Posted: Sun Nov 09, 2008 7:48 am
by tahiti350
How bad can front hubs get before they self destruct? The '92 FWD wagon I bought has both hubs bad. Drivers side has lots of free play/slop, and the passneger side feels like the bearings are actually gone. P.O. used it to tow a 12' fiberglass boat, and beat on it some, from what I hear from his friends.

I went ahead and put the axles back in and put the brakes on (P.O. had stripped a bunch of stuff since the "trans main bearing" was bad). I put it together so I could drive it a little to check the trans and stuff out before I start putting any money into it.

Also, is there any problem using ABS front hubs on a non-ABS car? Thats what my parts wagon and the sedan at the wrecking yard have. I figure i'll just remove the wheel speed sensors, and should be good to go?
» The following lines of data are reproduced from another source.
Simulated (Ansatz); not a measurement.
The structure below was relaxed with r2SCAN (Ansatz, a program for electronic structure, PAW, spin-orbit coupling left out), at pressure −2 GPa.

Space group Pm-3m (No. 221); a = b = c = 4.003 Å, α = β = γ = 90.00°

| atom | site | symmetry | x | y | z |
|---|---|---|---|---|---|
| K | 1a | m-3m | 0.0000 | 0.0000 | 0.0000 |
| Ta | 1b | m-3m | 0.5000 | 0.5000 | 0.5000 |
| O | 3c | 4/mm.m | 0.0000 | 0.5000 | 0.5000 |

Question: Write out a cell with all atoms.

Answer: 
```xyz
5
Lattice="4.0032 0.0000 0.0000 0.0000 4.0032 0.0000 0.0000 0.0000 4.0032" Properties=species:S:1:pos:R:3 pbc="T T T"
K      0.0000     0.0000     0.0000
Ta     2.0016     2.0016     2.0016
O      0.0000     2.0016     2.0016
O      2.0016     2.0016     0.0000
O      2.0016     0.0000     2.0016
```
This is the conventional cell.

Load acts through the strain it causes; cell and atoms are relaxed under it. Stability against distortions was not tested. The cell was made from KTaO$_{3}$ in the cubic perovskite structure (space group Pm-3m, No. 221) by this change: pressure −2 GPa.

Posted: Sun Nov 09, 2008 3:11 pm
by kimokalihi
I had 3 bad wheel bearings on my 90 legacy wagon AWD 4EAT. I just went to the junkyard and bought the whole hub assemblies for $25 each since the dealership wanted $1,400 to replace the bearings and I paid $400 for the whole car. One of the hubs I bought had a bad bearing in it and had to be replaced again but for $100 I replaced all the bad ones and it was much quieter and smoother after that and didn't have to pay the man $1400.

It's pretty easy to do also. Only hard part is getting the bottom bolt out of the lower control arm. It was always rusted in hard core. It's difficult to get out without destroying the boot on the bolt. I forget what that bolts called.

My bearings were so bad the guy who sold me the car told me the rear end was bad and needed to be replaced. The rear end was fine.

Posted: Sun Nov 09, 2008 6:03 pm
by Buffman
you mean balljoint if you're talking about the front?

The one on the back of my wagon was pretty bad. It wasn't completely destroyed but the bearings were in bad shape, and the outer race assembly had pieces cracked off of it somehow.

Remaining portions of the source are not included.